But in the same place there is so much beauty. In the same place God overwhelms you with a small glimpse of his presence, some cracks in the fabric of reality where rays of heaven shine down. Watching one of our team members play little hand with some kids. The gospel presented through the colors of the rainbow displayed together in a tapestry. Hours of prayer and worship in communion and intercession with one another for the land and the people that dwell in it. An empty tomb in a garden where ten years ago, my friends and I lamented and declared gratitude for his faithfulness, and now we sing his victory over the grave. We took part in Mikvahs in the Jordan sharing God’s faithfulness and this new season that he is bringing us into. An unearthed first century Synagogue in Magdala, where Jesus had once walked and taught. Even now, I think of these moments of grace bestowed upon us and I am left undone.

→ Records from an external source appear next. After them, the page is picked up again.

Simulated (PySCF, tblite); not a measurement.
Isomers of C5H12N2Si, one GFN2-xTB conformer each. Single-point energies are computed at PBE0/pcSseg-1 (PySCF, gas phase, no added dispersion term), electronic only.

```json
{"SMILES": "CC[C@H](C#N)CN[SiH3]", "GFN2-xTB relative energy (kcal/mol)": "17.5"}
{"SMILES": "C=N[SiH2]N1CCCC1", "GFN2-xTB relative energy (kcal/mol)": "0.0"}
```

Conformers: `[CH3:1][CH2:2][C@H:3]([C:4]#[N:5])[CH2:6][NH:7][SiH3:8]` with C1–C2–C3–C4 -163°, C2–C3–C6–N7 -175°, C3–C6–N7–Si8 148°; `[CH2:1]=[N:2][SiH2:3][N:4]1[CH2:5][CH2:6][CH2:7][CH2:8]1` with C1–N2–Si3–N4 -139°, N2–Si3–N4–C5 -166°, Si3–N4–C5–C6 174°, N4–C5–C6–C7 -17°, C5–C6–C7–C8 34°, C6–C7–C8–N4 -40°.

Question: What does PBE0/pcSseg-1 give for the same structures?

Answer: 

It’s sometimes hard to see that beauty, especially since coming back to the states, but it’s still there. We just have to orient our lives to see it. One Shabbat dinner, we sat around a large table with an abundance of food and conversation, wine and laughter. Free time and priceless conversations, Book readings and cups of tea. In those hours of communion, beauty was still accessible, far away from the things that distract us from looking up.
In the western church, we have gotten so caught up in logic and sound arguments that we forgot the gift God has given us to witness his beauty in his handiwork. The beauty of every soul that he has uniquely made. Beauty in the here and now, the moment. Beauty in the true and powerful work of the cross. Beauty doesn’t cause the things that don’t matter to not matter but instead causes those that do to shine brighter than everything else.